Nothing To See Here

Not tonight, anyway. So make your way straight over to The Joy of Curmudgeonry, where our friend the estimable Deogolwulf has just published a formidable essay on the auto-genocide of the West.

Here.

4 Comments

  1. Auto-genocide? Just because GM, Ford, and other big American automakers are having financial problems is no reason for such alarmist language!

    We’ll pull through.

    Jeffery Hodges

    * * *

    Posted November 1, 2009 at 8:18 pm | Permalink
  2. Malcolm says

    “Sui-genocide”, I think D said, actually. I should be more careful.

    Posted November 1, 2009 at 11:19 pm | Permalink
  3. You ought not to recoil at this breath of honesty; for we are all of the same opinion, you and I, and in the end for us – for us modern and sophisticated men – morality, good and evil, value and disvalue, all come down to mere opinion, and mere opinion to mere motive, and mere motive to material force, and so on, until we end in primal, meaningless, and unintelligible matter.

    What say you, Malcolm? Is eliminative materialism contributing to the decline of Western civilization?

    Posted November 2, 2009 at 12:23 am | Permalink
  4. Malcolm says

    It may very well be, yes — though to be clear, we needn’t be talking about eliminative materialism here, which is a specific position in the philosophy of mind that denies the very existence of mental phenomena such as belief, etc.

    What D. is getting at is the removal by materialism of transcendent foundations for valuations, in particular moral valuations. My position is that we materialists can still behave according to the guidance of conscience — after all, understanding the evolutionary origins of our moral intuitions doesn’t require us to abandon them; they serve an adaptive purpose, after all. And there is no more reason to assume we could easily ignore our moral emotions than to imagine we can voluntarily cease to enjoy and desire food or sex.

    But it does seem clear that a belief in transcendent foundations braces and emboldens a culture, and I think it is entirely accurate to say that a lack of such belief can lead, and perhaps inevitably so, to an enfeebling cultural relativism. The self-loathing of the West that D. describes in his essay — we must be the only culture on Earth that sincerely believes it is no better than any other — is a direct result of this radical philosophical and scientific cross-examination of our origins.

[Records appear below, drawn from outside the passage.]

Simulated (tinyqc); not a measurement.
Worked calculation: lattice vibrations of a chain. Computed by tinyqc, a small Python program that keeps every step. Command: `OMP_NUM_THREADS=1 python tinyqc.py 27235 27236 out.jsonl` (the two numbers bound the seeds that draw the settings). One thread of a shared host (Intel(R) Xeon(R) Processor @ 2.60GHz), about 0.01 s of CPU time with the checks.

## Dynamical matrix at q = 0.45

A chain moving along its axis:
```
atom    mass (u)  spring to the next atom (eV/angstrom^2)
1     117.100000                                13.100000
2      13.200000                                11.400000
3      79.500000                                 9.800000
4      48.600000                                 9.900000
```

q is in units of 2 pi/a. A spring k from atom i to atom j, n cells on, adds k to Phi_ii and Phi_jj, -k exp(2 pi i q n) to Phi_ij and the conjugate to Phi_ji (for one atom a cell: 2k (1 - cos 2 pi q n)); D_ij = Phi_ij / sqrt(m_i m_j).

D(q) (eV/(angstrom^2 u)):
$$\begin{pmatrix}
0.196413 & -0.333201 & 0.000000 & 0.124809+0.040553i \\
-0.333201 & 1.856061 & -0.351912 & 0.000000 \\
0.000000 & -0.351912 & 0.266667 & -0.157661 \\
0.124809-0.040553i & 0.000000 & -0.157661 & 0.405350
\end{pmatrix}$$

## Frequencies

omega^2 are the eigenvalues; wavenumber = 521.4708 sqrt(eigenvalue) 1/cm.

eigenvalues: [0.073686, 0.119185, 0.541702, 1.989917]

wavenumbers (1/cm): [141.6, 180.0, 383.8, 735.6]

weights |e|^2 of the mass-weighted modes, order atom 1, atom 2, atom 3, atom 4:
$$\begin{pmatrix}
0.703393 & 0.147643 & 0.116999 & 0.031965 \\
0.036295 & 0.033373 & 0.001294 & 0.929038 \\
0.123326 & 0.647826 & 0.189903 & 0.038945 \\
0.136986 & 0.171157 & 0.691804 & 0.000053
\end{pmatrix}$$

    None of this, of course, is a comment on whether the claims of the materialist/Darwinian philosophy are true — though I believe they are, of course, and their increasingly obvious truth surely strengthens its maladaptive effect. Daniel Dennett wrote that Darwinism is a “Dangerous Idea”; I think he may have overlooked its most dangerous aspect. Darwinist secularism, in a world otherwise populated by communites of zealous believers, is beginning to look, from a Darwinian perspective, like unilateral disarmament. (You need look no further than the comment thread at the previous post.)

    In our eagerness to get at the truth, we in the West have prepared for ourselves ourselves a potent, addictive, and potentially suicidal memetic drug. Unless we learn to see clearly the effect it is having upon us, and to adjust our behavior accordingly, it is going to be the death of us.